LOUISVILLE, Ky. -- On Saturday, well over 150,000 people are expected to descend on Churchill Downs to take part in Kentucky Derby day. Ranging from the common man to the celebrity, the track will be packed to the gills. Among the crowds, though, four men who are neither common nor celebrities will hopefully command extra respect. After all, they are members of the Greatest Generation.
On June 6, 1944, Ray Woods, Bill Wilch and J.J. Witmeyer stormed the beaches of Normandy during one of the most pivotal military operations in World War II. Alan Reeves arrived on the scene later. They will be rooting for a colt bearing the name Normandy Invasion in the Derby as guests of the horse's owner, Rick Porter of Fox Hill Farm.
This all started when Reeves called Fox Hill Farm to inquire about the possibility of meeting the colt during Derby week. Those involved with the horse thought it was a brilliant idea and have been working frantically to make the visit a success.
"He gave us a great idea," Porter said. "I also thought this would be fantastic if we could get people that were part of the actual Normandy Invasion on D-Day. We can't take credit for the idea, but it sure was a good one."
At the end of April, Porter and associates took to the Internet to put out word that they were looking for veterans of D-Day to attend the Derby. Emails came in swiftly, and in all they heard from about 40 people who had been part of the invasion or its aftermath. This week, Porter finalized details for four of them to attend the Derby in style.
"It is just fun doing something for somebody that did so much for us," Porter said. "The gentleman from California that gave us the idea wasn't part of D-Day but he did fight in Normandy. He really wanted to come and we made room for him, too."
On Friday morning, the veterans will have a meet and greet with the Derby hopeful who has brought them all to Louisville. They will spend race day in Millionaires Row before joining Porter in his box to watch the Derby.
"I think it is going to work out great," Porter said. "I want them to be comfortable and for the experience to be easy on them. It's going to be great to meet them and see them enjoying what they are doing."

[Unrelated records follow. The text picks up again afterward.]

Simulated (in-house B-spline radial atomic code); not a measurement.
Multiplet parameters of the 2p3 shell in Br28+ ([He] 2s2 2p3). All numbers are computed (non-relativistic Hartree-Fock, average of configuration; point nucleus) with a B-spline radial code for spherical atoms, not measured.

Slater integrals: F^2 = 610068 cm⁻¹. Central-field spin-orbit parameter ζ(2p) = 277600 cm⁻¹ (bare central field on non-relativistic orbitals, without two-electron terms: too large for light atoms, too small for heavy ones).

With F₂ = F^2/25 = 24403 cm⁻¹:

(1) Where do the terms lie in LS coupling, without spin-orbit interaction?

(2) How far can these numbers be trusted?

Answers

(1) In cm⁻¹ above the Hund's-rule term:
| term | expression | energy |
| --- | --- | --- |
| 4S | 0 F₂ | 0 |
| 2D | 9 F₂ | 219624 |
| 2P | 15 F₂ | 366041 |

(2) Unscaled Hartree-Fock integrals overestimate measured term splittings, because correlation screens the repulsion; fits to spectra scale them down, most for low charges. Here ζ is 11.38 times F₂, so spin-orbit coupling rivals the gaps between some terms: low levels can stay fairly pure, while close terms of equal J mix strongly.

The veterans, who are being flown in from around the country, will be staying in Lexington, about an hour from Louisville, for the weekend. Porter has arranged for a van to transport them to and from Churchill.
"We thought it was easier with all the traffic and confusion in Louisville this week," Porter said. "They are so excited. The companion that emailed us about the gentleman from New Orleans has told me, 'I am not sure if you have taken five years off his life or put five years on it, but I've never seen him this excited in my life.'"
Although in his 90s, Witmeyer plans to attend the Derby in his military uniform. In 2009, he was appointed a member of the French Legion of Honor, France's highest award, for his service in WWII.
Porter has visited Normandy in person. The experience is one that has stayed with him through the years, and it helped lead to organizing this weekend.
"If you are ever anywhere near there, it is a must," Porter said. "It is unbelievable, and it is something you will never forget."
For Normandy Invasion the horse, Saturday's race will not be an easy one. But Porter hopes that being a part of the colt's chance at immortality will bring smiles to the faces of men who sacrificed so much on behalf of their country.
"It's a tough race and a lot of things have to go right to get the trophy, but this isn't about the horse," Porter said. "The horse doesn't need any publicity -- he is in the Kentucky Derby. I just hope the veterans have a good time, everything goes smoothly, and Normandy Invasion runs well and safely."
Considering that according to the Veterans Administration, veterans of WWII are dying at a rate of around 600 per day, hopefully everyone who crosses paths with these heroes Saturday will pause their Derby revelry for a second to give thanks, as well.
At the end of WWII, nearly 16 million veterans returned home to the United States. In 2013, their numbers stand at just more than 1 million. Sooner than we would all like to think about, there will be no one left to give firsthand accounts of what happened.
But, hopefully, these four members of the Greatest Generation will be around for years telling stories, one of which will be about the time they cheered home a colt named Normandy Invasion during the greatest two minutes in sports.